So what can we do?  Antonia and the third speaker, SPUC's Honorary Treasurer Bob Edwards, had some clear suggestions to make.  First and foremost, lobby and/or write to your MP and get others to do so!  Consider getting a group together to pop SPUC's leaflets through letterboxes (see SPUC's website for order details).  Have you signed the Coalition for Marriage petition yet (you can do so via this blog on the right)? Catholic parishes should soon be receiving postcards from the Bishops for parishioners to send to their MPs; perhaps organise a table at the back of church so that people can sign these on the spot, and then arrange for them to be delivered to your MP en masse.  Do other people in your church fully understand all the issues implied in same sex marriage and that opposing this marriage does not mean one is a homophobe (it is worth noting that all gay people are by no means united in support of gay marriage)?  Can you work with your priest or pastor to inform others?
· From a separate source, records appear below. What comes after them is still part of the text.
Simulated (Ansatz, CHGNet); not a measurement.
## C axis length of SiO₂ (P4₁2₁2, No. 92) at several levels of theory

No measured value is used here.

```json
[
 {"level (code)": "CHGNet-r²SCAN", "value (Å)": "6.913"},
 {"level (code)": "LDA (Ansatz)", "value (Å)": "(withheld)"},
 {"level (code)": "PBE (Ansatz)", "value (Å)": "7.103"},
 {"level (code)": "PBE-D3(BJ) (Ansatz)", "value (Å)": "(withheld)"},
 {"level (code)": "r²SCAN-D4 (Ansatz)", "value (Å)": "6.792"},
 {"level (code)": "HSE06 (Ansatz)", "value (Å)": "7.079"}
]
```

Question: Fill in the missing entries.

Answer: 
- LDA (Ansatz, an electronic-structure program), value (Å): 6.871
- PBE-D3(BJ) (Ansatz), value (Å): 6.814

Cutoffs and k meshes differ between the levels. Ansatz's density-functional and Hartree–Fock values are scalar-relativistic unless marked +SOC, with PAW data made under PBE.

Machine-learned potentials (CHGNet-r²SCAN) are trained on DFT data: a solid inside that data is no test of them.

This is a difficult and sensitive area, of course, and it is hard to convince people that in opposing gay marriage one can still respect the sensitivities of those with same-sex attractions and understand that they have often suffered greatly.  None of us, gay or straight, are totally defined by our sexuality - we are more than that in our common humanity.  I'd be the first to admit that there are many, many gay people who are far better human beings than I and far more worth knowing!  That is not the issue.  This is not about judgement or condemnation, but it is often seen as such.  Neither, for that matter, are gay people the only ones of whom the Catholic Church asks celibacy.  And from a secular point of view, civil unions already provide gay couples with the same legal rights vis-a-vis property and inheritance etc that married couples enjoy.

Our own group plans to meet soon to discuss some of the things we could do.  And as our Deacon Tom pointed out at today's meeting, our most powerful weapon has to be prayer... For marriage, for our government, for all those who struggle with same sex attraction, for all of us that everything we do may be founded in truth and charity.

Remember, O most gracious Virgin Mary, that never was it known that anyone who fled to thy protection, sought thy help or implored thy intercession was left unaided.  Inspired by this confidence, I fly unto thee, O Virgin of Virgins, my Mother.  To thee I come, before thee I stand, sinful and sorrowful.  O Mother of the Word Incarnate, despise not my petition, but in thy mercy hear and answer me.  Amen.

Saturday, 28 April 2012

Are we equipping young people to be pro-life against the odds?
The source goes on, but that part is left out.